CTS: 1577, 86740 tries, 78.0%.

Saturday, June 09, 2007

CTS 1587 on 86.3% Success Rate

So the big wheel finally turned, and my success rate jumped from 77.8% to 77.9%. It took 1008 problems, give or take a couple of dozen tries, yielding an actual success rate of 86.3%. Slightly less than what I was aiming for, but I had quite a lot of bad days which drop the percentage quite easily. I'll keep pushing for the 90%, so hopefully the next increment will happen around 900 tries from now.

Winning streak on RHP keeps continuing, and regardless of some problems against the lower rated, my rating graph just keeps going up. I don't really lose much anymore, only one single loss and a draw in the last 30 games. It's probably not because I suddenly got a lot better, but because I'm getting more diciplined in the way I play my games. And most of the opponents have also been hundreds of points lower rated, so that's a factor too. Can't really do much about that, as the tournaments almost always have a lot of lower rated players. But it's still always nice to win, even though I'll only get 1 or 2 points for the win, and risk losing 30 for the occasional blunder. That's also where the diciplined approach comes in.

CTS: 1587, 85972 tries, 77.9%
RHP: 1923, 239 games, wdl 167-13-65

Friday, May 25, 2007

1902 On Red Hot Pawn

My RHP games have been going very well for a while now, regardless of my chronically oversized game load (47), and I've committed only a few glaring mistakes. Subtracting the negatives, it really works.

The goal for 2007 was 1900, and it's only May. I had a feeling it might not be that difficult goal to reach, but wasn't really expecting to do it so quick. More time to work on my useless blitz I guess.

There's a couple of games in which I'm being run over, but not for those typical simple oversights, which is always good. I don't mind being outplayed strategically, as it always gives you a burning scar that won't fade away for a long time (won't be underestimating the bayonet against KID again in a hurry). It's the simple blunders which bug the hell out of me.

I've been winning most of the games, but some of the lower rated opponents have & are giving me a really hard time. They seem to just buckle up when they see my rating go up, damn them. It was a lot easier to win against 1500's when I was in the 1600's. Fortunately my endgames have come a long way, and I've even managed to draw some lost games. And no more losing won endgames against 1500's. All Hail Karsten Müller!

Nevertheless, a huge amount of work left on endgames, for I've still only scratched the surface so far. Tactics, well that's a neverending graveyard shift in the salt mines, but I think I'm pretty okay for now. Could be a lot better, especially on calculation, but there are more pressing matters to concern myself with.

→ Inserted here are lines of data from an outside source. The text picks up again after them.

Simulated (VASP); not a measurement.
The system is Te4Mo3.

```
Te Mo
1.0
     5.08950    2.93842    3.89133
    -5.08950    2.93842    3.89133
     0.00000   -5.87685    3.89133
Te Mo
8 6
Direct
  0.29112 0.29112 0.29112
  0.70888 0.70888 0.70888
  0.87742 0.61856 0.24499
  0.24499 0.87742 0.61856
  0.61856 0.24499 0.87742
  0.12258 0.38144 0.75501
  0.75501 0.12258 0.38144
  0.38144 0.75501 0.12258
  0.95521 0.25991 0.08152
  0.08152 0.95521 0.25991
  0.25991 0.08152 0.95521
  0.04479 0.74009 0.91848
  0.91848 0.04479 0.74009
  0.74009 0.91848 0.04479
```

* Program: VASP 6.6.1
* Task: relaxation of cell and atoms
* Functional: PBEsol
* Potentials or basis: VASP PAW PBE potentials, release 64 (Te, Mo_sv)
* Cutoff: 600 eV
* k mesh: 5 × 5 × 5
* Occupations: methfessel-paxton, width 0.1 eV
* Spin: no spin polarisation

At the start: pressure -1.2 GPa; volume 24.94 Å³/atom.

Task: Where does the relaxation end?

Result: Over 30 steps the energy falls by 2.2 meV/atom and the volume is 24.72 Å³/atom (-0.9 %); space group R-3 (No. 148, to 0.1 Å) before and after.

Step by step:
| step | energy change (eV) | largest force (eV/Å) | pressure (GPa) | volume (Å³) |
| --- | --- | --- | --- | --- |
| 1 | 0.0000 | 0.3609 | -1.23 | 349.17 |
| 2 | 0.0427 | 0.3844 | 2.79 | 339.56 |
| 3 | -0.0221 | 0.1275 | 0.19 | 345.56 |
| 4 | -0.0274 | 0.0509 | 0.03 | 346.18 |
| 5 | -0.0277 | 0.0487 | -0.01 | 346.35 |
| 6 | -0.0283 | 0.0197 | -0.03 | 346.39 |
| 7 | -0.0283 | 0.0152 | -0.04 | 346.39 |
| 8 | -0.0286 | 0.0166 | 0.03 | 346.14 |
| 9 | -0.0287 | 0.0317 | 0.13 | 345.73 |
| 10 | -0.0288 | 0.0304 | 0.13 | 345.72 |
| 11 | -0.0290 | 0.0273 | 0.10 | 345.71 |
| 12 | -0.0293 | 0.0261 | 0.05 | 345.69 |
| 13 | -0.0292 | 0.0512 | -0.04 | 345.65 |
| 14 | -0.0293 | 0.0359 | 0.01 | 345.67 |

Like always, I sense the impending doom looming right behind the next corner, and expect to drop back to 1800's before long. But if I do, I'm now pretty confident in staying over 1900 once I get my game load down to a manageable size. With some nice victories coming in, I might make it even now. Although I'm somewhat sceptical about that... But like always, we'll see what future brings.

On CTS I've been doing around 90% success rate for a while now, hovering around 1600, and today the overall percentage finally did budge from 77.7% to 77.8%. It's now 84 964 tries, and I thought I'd write it down so I can calculate what kind of average I've actually had when the percentage moves the next time.

RHP: 1902, 234 games, wdl 162-13-65
CTS: 1595, 84964 tries, 77.8%

Monday, May 14, 2007

Capture Blindness - A Horror Story

I've been thinking a lot about why I'm so terrible at blitz, when my slow games are going better all the time. What is it that I do so differently in blitz? Well one thing is extremely obvious: I miss a lot of simple 1-movers. Meaning I drop material in every game, sometimes even missing obvious mate-in-ones. I don't miss those almost ever in slow games anymore.

One thing I've come to suspect is my thought process in blitz. Do I really check if a move drops a piece? Not really. I just make a move that looks intuitively good. There's some checking of course, but it's more unconscious, and obviously not very efficient judging by my score.

So this got me thinking about how to exercise my blitz thought process. I could obviously do it on CTS, or even in real games. But somehow that gives me the nagging feeling that it's just my laziness trying to get way without dealing with any real, and inherently uncomfortable, change. "Just carry on dude, it'll all blow over in time." - Then I suddenly remembered someone mentioning some kind of a capture training mode in fritz, so I fired it up and took a peek at the thing.

It's called 'attack training', and the basic idea is to click every piece that can be taken, regardless of color or the result. If the capture is legal, click the target. You can set a time limit for a session, and fritz automatically selects new positions from the database, as soon as you've found all the captures correctly. When the time runs out, it displays your number of found captures in that session, the average score between sessions, and the highest score. "Sounds like child's play, this must be so easy it can't possibly be useful" I thought. "There's not even looking for the simplest tactics involved, just captures."

So I set the session timer for three minutes and started clicking. And after a few sessions, it turns out my average scores were horrible!!! There was always a simple capture or two escaping my eye, and finding those simply took a lot of time! My average score for 3 minutes was 10 captures found!?! That just must be incredibly weak. I also found it surprisingly hard to concentrate on finding my opponent's captures in an orderly fashion. Which indicates that I indeed have the bad habit of just ignoring my opponent's threats.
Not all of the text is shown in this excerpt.